SemanticMoments: Training-Free Motion Similarity via Third Moment Features
This addresses the unsolved problem of semantic motion retrieval for video analysis, offering a scalable solution with potential broad impact in video understanding.
The paper tackled the problem of retrieving videos based on semantic motion by introducing the SimMotion benchmarks to show existing models' bias toward static appearance, and proposed SemanticMoments, a training-free method using temporal statistics that outperformed existing methods across benchmarks.

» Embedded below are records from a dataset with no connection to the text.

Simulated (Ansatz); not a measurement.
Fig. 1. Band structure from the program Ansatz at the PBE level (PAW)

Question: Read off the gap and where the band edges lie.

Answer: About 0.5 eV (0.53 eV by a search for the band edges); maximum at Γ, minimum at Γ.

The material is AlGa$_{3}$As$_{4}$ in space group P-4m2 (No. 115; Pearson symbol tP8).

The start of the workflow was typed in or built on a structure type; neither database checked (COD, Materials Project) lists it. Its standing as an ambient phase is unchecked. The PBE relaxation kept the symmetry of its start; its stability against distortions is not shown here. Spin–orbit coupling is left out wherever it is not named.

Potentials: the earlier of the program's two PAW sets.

Retrieving videos based on semantic motion is a fundamental, yet unsolved, problem. Existing video representation approaches overly rely on static appearance and scene context rather than motion dynamics, a bias inherited from their training data and objectives. Conversely, traditional motion-centric inputs like optical flow lack the semantic grounding needed to understand high-level motion. To demonstrate this inherent bias, we introduce the SimMotion benchmarks, combining controlled synthetic data with a new human-annotated real-world dataset. We show that existing models perform poorly on these benchmarks, often failing to disentangle motion from appearance. To address this gap, we propose SemanticMoments, a simple, training-free method that computes temporal statistics (specifically, higher-order moments) over features from pre-trained semantic models. Across our benchmarks, SemanticMoments consistently outperforms existing RGB, flow, and text-supervised methods. This demonstrates that temporal statistics in a semantic feature space provide a scalable and perceptually grounded foundation for motion-centric video understanding.